I measured the flow rate while pumping to a static head height of 6 foot (see ladder photo).

The flow rate was 0.42 gallons per minute. (1/2 gallon in 70 seconds).

The pump was supplied (measured values) with 12.4VDC @ 310 mA giving 3.84 Watts.

How much of the 3.84 Electrical Watts was Work, and how much was Heat?

What I am going after how much heat is being generated by the pump. This is a concern because it is being used in a electronic cooling project where the pump will be submersed in the water.

I ran the pump in ambient air at 20° C, after one hour the case temperature was 25.2° C.

I had found a formula for calculating work using static head and flow rate. Was not sure 6 foot was the static head. Found an online calculator with a formula for Water Horsepower QxH/3960. Using a static head of 6 foot and 0.42 gallons/minute the formula result was 0.47 watts. I have no way of verifying this is correct. The other formulas required the watts which is the unverified parameter.

The water was pumped through a 7 foot length of 3/8" ID tubing.

Questions:

Is 0.47 Watts correct for the Water Horsepower?
Is the heat 3.84 - 0.47 = 3.37W ?

By logic the heat cannot be 3.37W if the pump temperature only increases by 5°. Working with the LEDs the total Wattage consumed by a single LED is typically 2-3 Watts which much is used in generating the radiant flux so the heat is 1-2 Watts and the LED gets much much hotter than this pump.
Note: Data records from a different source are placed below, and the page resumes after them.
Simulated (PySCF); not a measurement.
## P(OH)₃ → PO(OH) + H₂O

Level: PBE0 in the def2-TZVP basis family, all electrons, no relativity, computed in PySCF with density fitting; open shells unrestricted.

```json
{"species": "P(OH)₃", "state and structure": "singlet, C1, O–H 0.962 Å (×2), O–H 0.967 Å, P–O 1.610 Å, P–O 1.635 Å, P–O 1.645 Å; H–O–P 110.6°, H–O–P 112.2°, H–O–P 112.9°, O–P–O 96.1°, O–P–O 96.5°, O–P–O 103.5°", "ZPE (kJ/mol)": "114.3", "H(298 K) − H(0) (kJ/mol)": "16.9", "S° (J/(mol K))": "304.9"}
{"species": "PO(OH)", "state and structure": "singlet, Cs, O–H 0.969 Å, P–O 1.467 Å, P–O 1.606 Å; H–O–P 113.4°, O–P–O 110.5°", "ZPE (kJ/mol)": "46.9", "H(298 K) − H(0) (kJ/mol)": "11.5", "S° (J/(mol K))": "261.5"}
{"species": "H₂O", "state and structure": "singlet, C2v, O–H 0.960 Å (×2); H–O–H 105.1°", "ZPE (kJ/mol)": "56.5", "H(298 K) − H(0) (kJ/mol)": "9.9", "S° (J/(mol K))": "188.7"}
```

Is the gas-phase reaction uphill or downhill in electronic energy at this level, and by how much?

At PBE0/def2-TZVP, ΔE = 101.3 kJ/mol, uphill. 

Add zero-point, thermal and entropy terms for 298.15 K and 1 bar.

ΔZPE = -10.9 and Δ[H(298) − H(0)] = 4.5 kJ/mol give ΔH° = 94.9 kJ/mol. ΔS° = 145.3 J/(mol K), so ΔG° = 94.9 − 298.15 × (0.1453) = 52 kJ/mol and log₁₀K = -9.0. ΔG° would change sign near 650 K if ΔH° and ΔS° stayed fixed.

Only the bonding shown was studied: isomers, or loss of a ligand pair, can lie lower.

enter image description here


WHY?

I was asked why. I am developing water cooled horticulture LED grow lighting. I am going to have a "water tower". It will be a closed system, there will be a water reservoir and a water tank. Both are made out of 4" PVC pipes. There is a 2" PVC pipe "riser" between the reservoir and tank. There will be water pumps in the reservoir pumping water from the reservoir into the tank. Their tubing will be routed through the 2" pipe riser. The 2" pipe will also double as an overflow. If for any reason the flow out of the tank is impeded, any excess water will just end back in the reservoir via the overflow pipe.

To cool the LED fixtures, the water must be kept cool. I wanted to know how much a water pump will contribute to the heat load. As more LED fixtures are added to the system the demand for water from the water tower is easily met by increasing the the flow rate from reservoir to tank.

THE HEATSINK

The heatsink is a solid 0.125" thick copper bar that is soldered to the side of a 1/2" water pipe. The water flowing from the tank to the reservoir will flow through this copper pipe.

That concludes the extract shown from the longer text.